Richard II - Character Profiles - Bishop Of Carlisle

As we look forward to David Tennant's performance as Richard II in the Royal Shakespeare Company's production of the play, we will be taking a look at the play and its characters in a series of articles.
We continue with a look at Richard's most loyal supporter...

Thomas Merke, Bishop of Carlisle, is the noblest of Richard's followers, he is totally devoted to his King. He is prepared to defend Richard in the midst of the enemy camp in Act IV and to fight to restore him to his throne. Despite his part in the Abbot of Westminster's plot, Henry, his enemy, grants him his life, but it seems unlikely his unwavering commitment would ever have allowed him, like Aumerle, to change his allegiance and beg for a pardon. Henry nevertheless does pardon him because, as he says, "High sparks of honour in thee I have seen". There is similar evidence of his holiness and dignity earlier in the play when Percy says that there is in Flint Castle with Richard "A clergyman of holy reverence" and from this description Northumberland recognises the Bishop. 

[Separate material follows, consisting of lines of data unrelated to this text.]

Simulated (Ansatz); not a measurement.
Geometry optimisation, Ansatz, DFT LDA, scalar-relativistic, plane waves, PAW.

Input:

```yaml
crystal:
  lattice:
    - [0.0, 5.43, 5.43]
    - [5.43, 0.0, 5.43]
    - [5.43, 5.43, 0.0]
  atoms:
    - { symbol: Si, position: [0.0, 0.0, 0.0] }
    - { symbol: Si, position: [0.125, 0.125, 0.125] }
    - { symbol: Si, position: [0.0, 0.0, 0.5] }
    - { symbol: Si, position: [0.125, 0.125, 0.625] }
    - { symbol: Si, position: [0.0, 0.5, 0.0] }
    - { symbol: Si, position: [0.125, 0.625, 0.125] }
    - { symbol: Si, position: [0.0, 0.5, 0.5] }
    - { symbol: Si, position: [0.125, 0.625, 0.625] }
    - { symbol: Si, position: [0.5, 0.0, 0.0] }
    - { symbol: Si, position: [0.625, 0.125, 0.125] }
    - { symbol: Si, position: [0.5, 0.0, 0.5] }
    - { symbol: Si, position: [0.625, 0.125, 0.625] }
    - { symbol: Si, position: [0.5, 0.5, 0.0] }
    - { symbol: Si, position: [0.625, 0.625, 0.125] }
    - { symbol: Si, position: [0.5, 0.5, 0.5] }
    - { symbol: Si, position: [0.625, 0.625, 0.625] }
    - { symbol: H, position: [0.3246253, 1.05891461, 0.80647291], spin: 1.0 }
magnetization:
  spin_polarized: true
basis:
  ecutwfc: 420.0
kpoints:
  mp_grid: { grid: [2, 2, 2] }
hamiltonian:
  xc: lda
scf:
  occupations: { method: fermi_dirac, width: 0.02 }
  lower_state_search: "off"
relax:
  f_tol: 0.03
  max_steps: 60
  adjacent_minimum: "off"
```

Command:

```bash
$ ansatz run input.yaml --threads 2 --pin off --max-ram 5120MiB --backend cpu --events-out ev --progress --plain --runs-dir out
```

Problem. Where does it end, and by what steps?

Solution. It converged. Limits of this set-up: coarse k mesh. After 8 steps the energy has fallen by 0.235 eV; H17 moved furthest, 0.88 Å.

To this Bishop Shakespeare gives the most eloquent defence of Richard's inalienable rights as divinely anointed King, but he also advises Richard to take steps to defend himself. Clearly the Bishop is not ignorant to the ways of the world. He believes that "heaven helps those who help themselves" and he himself acts in the plot against Henry. That it is this high minded clergyman, so unlike Richard's flatterers and the brusque Earl Of Northumberland, who foretells a bloody civil war as the consequence of Richard's deposition, lends the prophecy an awful authority.